Due to Cerf, there's exist a certain homotopy between two Morse functions. It is said that this homotopy is "generic". What is a precise definition of the property to be "generic" in this case?
Intuitively, for the homotopy to be generic has the same meaning as for the Morse function itself to be generic: the set of points where it fails to be a submersion is as simple as possible. Practically, this means that for all but a finite number of times (values of the $t$ parameter) the function $H(x,t)$ is a Morse function of the variable $x$ and the Morse singularities trace out smooth curves transverse to the $x$ direction; and for each of those exceptional times $t$ the function $H(x,t)$ is Morse at all values of $x$ except for a single value $x$ (I'm assuming compactness here) where it undergoes one of a certain class of very special singularities obtained by collapsing two Morse singularities, called "birth-death" singularities. Just as with Morse singularities themselves, which are described locally by specific functions of $x$ in some coordinate system, birth-death singularities are described locally by specific functions of $x,t$ in some coordinate system. The function $H(x,t) = x^2 - t$ at $t=0$ is an example of a birth-death singularity in one dimension.
"Generic" usually refers to open and dense.
Assume $M$ is a closed smooth manifold. Let $$C^\infty(M)$$ be the space of all smooth real valued functions. Topologize this with respect to the Whitney $C^\infty$ topology (see: http://ncatlab.org/nlab/show/C-infinity+topology)
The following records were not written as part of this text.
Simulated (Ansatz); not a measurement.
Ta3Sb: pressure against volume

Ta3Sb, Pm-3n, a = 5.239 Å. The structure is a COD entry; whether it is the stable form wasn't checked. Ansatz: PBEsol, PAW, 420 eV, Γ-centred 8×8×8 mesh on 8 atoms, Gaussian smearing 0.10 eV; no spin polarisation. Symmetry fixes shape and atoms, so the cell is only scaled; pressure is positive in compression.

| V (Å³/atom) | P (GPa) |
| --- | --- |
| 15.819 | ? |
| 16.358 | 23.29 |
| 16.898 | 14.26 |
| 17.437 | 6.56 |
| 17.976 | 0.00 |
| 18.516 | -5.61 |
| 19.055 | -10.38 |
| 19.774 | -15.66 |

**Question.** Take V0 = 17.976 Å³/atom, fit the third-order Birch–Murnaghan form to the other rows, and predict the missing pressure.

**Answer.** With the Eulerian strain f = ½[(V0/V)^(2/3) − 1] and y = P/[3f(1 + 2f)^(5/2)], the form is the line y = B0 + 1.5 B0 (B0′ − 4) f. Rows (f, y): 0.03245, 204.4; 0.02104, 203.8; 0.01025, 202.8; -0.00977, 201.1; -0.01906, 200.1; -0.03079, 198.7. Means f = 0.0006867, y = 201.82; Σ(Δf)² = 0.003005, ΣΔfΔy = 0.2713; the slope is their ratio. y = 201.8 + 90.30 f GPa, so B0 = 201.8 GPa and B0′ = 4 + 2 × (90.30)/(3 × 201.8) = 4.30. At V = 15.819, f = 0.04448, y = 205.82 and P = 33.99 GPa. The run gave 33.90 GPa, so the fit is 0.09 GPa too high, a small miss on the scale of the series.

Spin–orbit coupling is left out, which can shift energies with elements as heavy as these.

Let $$H(M) \subset C^\infty(M)$$ be the subspace of functions whose singularities are either Morse or birth-death (in particular, $H(M)$ contains the space of Morse functions). Then $H(M)$ is a generic subspace (it's open and dense). It is also path connected. Even more is true: the complement $\cal D$ of $H(M)$ inside $C^\infty(M)$ has codimension two, in the sense that any smooth map $D^1 \to C^\infty(M)$ whose endpoints are in $H(M)$ can be infinitesimally perturbed, relative to its boundary $S^0$, to a smooth map that has image in $H(M)$. Here smooth means that the adjoint map $M\times D^1\to \Bbb R$ is a smooth map.
This is discussed in beautiful detail in the book:
In any case, note that $C^\infty(M)$ is a contractible space (in fact it's affine). This means that if we are given a smooth map $S^0 \to H(M)$, then it admits an extension to a map $D^1 \to C^\infty(M)$. By the above discussion, this map can be perturbed slightly, relative to $S^0$, so that its image lies in $H(M)$.